Ed drew the parallel with the Airline Industry and their anonymised reporting system CHIRP. Early signs of bad practise, malfunction or poor design are shared in the airline industry. This makes sense to me. The end game is, you can’t hide an airplane crash – there will always be a follow up investigation involving government bodies and often law suits and compensation. As an industry if a DC failure takes life – how can we demonstrate we have clean hands and used best practice? I believe the answer is DCiRN. The alternative will be the dead hand of Government regulation – which will be painful and expensive. We have to grow up – we need to share best practices – DCiRN is important – we need to be able to tell Governments “We’re on it!” and this is how we’re ensuring transparency and best practice.

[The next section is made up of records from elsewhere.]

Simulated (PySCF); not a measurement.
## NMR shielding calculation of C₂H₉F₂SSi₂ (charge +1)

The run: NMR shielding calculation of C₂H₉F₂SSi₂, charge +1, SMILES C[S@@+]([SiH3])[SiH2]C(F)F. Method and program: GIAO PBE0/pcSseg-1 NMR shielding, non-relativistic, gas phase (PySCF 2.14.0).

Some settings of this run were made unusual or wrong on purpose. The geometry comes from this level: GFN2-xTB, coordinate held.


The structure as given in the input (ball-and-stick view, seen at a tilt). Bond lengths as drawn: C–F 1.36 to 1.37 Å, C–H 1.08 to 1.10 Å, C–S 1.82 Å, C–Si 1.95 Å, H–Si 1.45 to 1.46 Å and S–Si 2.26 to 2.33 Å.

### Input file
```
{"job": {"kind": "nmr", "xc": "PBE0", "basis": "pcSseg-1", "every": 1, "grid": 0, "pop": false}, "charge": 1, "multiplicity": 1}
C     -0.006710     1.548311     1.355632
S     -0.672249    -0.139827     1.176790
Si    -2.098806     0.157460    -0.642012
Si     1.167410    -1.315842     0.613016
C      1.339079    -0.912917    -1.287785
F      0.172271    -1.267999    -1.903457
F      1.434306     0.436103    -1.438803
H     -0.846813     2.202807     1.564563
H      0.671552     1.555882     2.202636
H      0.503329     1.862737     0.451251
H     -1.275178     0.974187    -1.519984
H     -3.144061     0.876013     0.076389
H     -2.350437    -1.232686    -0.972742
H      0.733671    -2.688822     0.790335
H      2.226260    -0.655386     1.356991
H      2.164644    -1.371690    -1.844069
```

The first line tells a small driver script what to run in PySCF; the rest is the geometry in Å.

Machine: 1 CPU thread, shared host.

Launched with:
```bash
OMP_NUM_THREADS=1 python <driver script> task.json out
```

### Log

Another benefit of DCiRN is we can demonstrate to the consumer that our offerings are more reliable, designed and operated using the latest learnings and best practise that go beyond standards. The assurance of the anonymization process maintains our employers and customers reputation in the market. Within the organisation I’ve drummed into all my staff that - if they are aware of an incident – then “hands-up” and don’t hide anything. However, I can now seek root cause analysis and publish our lessons learned anonymously to the industry. My industry is a mechanical and electrical world all designed and managed by humans – currently a teams reputation is all about how they recover from an incident. However, I would rather avoid the incident.
By passing our learnings forward and agreeing to share information via DCiRN, we can all sleep better at night.